What to read . . ?


This installment concerns Rhapsody, by relatively new Fantasy author Elizabeth Haydon. If you've never heard of her, and you are a Fantasy lover, this novel is a treat. :o) I only hope I can do her justice. :o)

Rhapsody

by

Elizabeth Haydon


Elizabeth Haydon's Rhapsody is the story of three altogether different characters from the doomed isle of Serendair: the Brother is a pock-marked assassin with an almost psychic ability to feel his fellow Dhracians, who is bound to a demon(?) by his name which the demon stole from him. He is sent out by the demon to unleash a dragon, which is bound to destroy the Earth at the demon's command. The Brother befriends a monstrous Firbolg sergeant named Grunthor and together they escape the demon's clutches.

Along the way, they inadvertently rescue Rhapsody, a Singer half-descended from the elvish Lirin folk, Namer and former runaway and prostitute who thinks she's tough but has a major breakdown now and again along the way. In the course of their first meeting, she reNames the Brother "Achmed". The two men have no other choice: they must take Rhapsody with them on their flight--a flight which leads them into the bowels of the Earth, along the Enchanted Root at the center, and far beyond history, saving them from Serendair's destruction and setting them up as minor masters of the new world. Together with their new people. they are are force to be reckoned with in the future.

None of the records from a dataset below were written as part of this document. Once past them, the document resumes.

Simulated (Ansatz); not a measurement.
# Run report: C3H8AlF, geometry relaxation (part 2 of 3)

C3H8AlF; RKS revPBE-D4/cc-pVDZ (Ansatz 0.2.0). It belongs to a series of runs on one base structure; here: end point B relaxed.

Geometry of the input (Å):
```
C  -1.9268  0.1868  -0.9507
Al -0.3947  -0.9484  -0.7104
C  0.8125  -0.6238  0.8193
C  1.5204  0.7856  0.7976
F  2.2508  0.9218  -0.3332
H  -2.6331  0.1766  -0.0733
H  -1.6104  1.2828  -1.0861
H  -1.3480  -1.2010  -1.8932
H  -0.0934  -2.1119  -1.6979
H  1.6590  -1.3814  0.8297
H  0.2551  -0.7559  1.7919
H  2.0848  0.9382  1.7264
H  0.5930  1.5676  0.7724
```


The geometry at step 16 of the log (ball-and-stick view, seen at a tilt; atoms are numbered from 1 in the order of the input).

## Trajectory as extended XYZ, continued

At the head of all this is a long prologue setting up some sort of history involving Gwydion, a Lirin from the world Rhapsody, Achmed, and Grunthor have migrated to, and his one-night-come-long-time-love Emily: A tantalizing tie-in that had me floored upon making the connection between the two.

A bit slow in parts though it is, Rhapsody is an intricate tapestry of history, legend, music, and magic with a decided Celtic/Norse flavor and intimately drawn characters. Rhapsody is one of the best first novels I have read in a long time, and her tantalizing inclusion of Meridion and his Time Editor, and the introduction of a mysterious character, Ashe, in the last quarter of the novel promises only grander things for Rhapsody's sequels.